What next?
Overview
Teaching: min
Exercises: minQuestions
What are the best practices for using an HPC system?
How can I take what i’ve learned so far forward and put it into practice?
Objectives
Understand HPC best practice
Know what steps are needed to use Bert for research
HPC Best Practice
When you start using the machines in your own research, bear the following points in mind:
- Don’t run jobs on login nodes
- Don’t run too many jobs at once.
- Don’t use all the disk space on scratch. Don’t leave old files on there.
- Request data you want stored long term to be transferred to the archive. You will still have read-only access to it.
- Try to use all the cores on a node, especially if you take the node exclusively. Sometimes with large memory jobs this isn’t possible.
- Make jobs that last at least a few minutes, lots of small jobs creates excess load on the scheduler. Use something like GNU Parallel to make each Slurm job do several things.
Again, working on a cluster is working in a big sandbox, with people of all ages and skills. So it is important to work carefully and be considerate. These pages from Harvard University discuss some more detail about common pitfalls and fair use on HPC systems.

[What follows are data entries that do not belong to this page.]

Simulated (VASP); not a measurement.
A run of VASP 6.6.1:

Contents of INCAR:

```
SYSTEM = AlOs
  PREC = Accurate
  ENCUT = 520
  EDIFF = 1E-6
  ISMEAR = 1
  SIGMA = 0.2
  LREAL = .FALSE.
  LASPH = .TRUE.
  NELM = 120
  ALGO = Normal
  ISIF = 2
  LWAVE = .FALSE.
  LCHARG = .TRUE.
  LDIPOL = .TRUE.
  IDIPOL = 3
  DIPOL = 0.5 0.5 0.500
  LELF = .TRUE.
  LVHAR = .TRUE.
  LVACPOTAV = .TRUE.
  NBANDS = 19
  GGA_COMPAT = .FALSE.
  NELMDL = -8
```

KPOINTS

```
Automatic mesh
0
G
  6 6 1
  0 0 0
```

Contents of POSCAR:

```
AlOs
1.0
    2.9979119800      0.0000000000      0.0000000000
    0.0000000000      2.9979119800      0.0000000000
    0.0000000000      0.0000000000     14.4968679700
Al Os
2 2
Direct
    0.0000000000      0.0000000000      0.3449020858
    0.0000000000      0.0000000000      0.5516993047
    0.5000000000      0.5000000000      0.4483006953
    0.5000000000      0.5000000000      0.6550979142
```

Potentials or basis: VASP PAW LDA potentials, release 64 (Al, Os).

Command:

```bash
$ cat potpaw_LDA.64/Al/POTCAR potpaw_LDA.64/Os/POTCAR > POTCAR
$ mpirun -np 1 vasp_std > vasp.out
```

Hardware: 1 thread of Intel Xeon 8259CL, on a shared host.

Common Pitfalls Fair Use/Responsibilities:
Supercomputing Wales Research Software Engineers
While this training course is aimed at giving you enough experience and knowledge to get started, it can’t cover all possible use cases. The Research Software Engineers who have written and delivered today’s training also work with individual researchers and research groups to advise and assist on making optimal use of the available facilities. Things that they can provide assistance with include:
- Converting existing software to run on the HPC system
- Optimising code to run more efficiently on HPC systems
- Writing new software
- Helping with training, on-boarding and project development
If you feel you’d benefit from more bespoke support from your local RSE team, then speak to one of them before you leave and they will let you know the best way to proceed.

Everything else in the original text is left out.